"Outright destruction, neglect and basic deterioration" is to blame, lamented Patrick Loughney, curator of motion pictures at the George Eastman House in Rochester, one of the largest film archives in the United States. In the 1920s, many studios considered their movies to be mere products that could be discarded once they had earned money.
Loughney applauded the discovery of Beyond the Rocks because it gives "context to one of the least understood eras of American film history."
As the director Martin Scorsese says in a videotaped introduction to Tuesday night's showing, it was one of the first movies to feature two major stars. "That alone makes the discovery of Beyond the Rocks a noteworthy event," he says.
The film's unlikely savior was the collector Joop van Liempd, himself something of a legendary figure in his home city of Haarlem.
Van Liempd was a loner who has remained as much of a mystery to curators as many of the crumbling films he collected. By the time of his death in 2000 at the age of 87, he had amassed an enormous collection of film canisters that, fearing for their safety, he spread out over at least five locations, friends said.

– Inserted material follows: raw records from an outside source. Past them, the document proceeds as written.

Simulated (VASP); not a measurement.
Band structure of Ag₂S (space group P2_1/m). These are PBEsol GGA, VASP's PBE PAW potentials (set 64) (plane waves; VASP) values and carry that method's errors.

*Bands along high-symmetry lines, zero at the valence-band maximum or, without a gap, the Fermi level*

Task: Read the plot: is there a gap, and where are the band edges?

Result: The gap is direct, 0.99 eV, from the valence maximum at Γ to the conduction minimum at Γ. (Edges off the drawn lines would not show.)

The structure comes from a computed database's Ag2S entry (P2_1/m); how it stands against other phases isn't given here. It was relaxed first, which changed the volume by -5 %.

But few of the canisters were labeled and many, archivists say, had never been opened. Some -- surprisingly given their flammability -- were stored next to a gas heater, museum officials said.
Jan van den Brink, a Filmmuseum curator, suspects that van Liempd might never have seen Beyond the Rocks, at least not the copy in his collection.
"With 2,000 cans of film, you can't see them all," van den Brink said. "It would have taken a lifetime."